Dish breakage doesn't have to bust the equipment budget

Switching to china provides many benefits, but only if broken dishes can be avoided.

Lindsey Ramsey, Contributing Editor

plates bowls

China is becoming an attractive option for operators looking to reduce waste and elevate the look of the food they’re serving. But breakage inevitably is a problem, and it can be costly. At the University of Montana, in Missoula, Mont., the catering department replaces 2 to 3 percent of its china each year due to breakage and wear, says Ryan Martin, manager of UM Catering. Here are some tips for preventing the problem and saving costs.

Proper storage and transportation

“In catering, we use china in response to expectations of quality,” Martin says. “An elegantly set table is essential to our guests’ experience. Plus, providing this extra amenity doesn’t add significant operational cost.”

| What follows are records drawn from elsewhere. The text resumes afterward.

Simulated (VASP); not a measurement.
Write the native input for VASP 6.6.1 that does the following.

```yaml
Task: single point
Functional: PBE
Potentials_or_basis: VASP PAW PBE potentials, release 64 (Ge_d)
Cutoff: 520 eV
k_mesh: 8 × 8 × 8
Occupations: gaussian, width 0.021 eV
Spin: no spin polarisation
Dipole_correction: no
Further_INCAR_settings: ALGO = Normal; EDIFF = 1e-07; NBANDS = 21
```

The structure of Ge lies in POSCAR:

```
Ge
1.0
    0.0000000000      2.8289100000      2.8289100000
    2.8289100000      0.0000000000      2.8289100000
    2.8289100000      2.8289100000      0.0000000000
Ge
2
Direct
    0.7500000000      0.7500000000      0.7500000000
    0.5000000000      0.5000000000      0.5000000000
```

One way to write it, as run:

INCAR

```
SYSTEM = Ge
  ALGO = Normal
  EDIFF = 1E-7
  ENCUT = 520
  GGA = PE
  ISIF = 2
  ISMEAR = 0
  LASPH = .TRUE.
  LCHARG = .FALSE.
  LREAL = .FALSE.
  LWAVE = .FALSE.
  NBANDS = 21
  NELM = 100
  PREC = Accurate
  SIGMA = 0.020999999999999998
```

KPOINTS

Martin found that much of the breakage UM encountered occurred in getting the dishes from point a to point b. “We focused on extra training for proper loading, securing and load-out procedures,” Martin says. Still, some breakage happens. “I also distribute the process of inventory replacement over the course of the year so that one annual china purchase doesn’t skew our P&Ls.”

Care in handling

On premise, UM’s Associate Director of Residential Dining Mike Lee works with student employees at all points where they handle china. For instance, he instructs them to not stack plates and bowls too high.

“In our dishwashing areas, we schedule enough staff to handle the busy periods when there is more potential for breakage,” Lee says. “We also train our student team members on proper lifting, transporting and storage techniques.” To drive the message home, he recommends posting a placard that lists the cost
of individual pieces.

Reducing cleanup clumsiness

Buying china was more economical than renting or purchasing green disposables for Carlos Rivera, director of dining services for CulinArt, the B&I foodservice provider for Cadwalader, Wickersham & Taft in
New York City. The company saved about $10,000 by buying china instead of renting, Rivera says, and his department only suffers about 2 percent breakage each year, most of it during receptions on the customer end.

However, when staff members do cause breakage, it’s usually between cleanup and dishwashing, Rivera says. To help track and combat problems, he distributes an inventory checklist for catering attendants to use throughout an event.

“Treat your china like your staff,” Rivera says. “It has to be managed. You will see more breakage and loss by not giving your team members clear directions.”

Breakage breakdown

  • The University of Montana's catering department replaces 2%—3% of its china annually due to breakage.
  • Cadwalader Wickersham & Taft's dining services department saved $10,000 by buying china instead of renting.
  • Cadwalader, Wickersham & Taft suffered a 2% annual breakage, most of it between cleanup and dishwashing.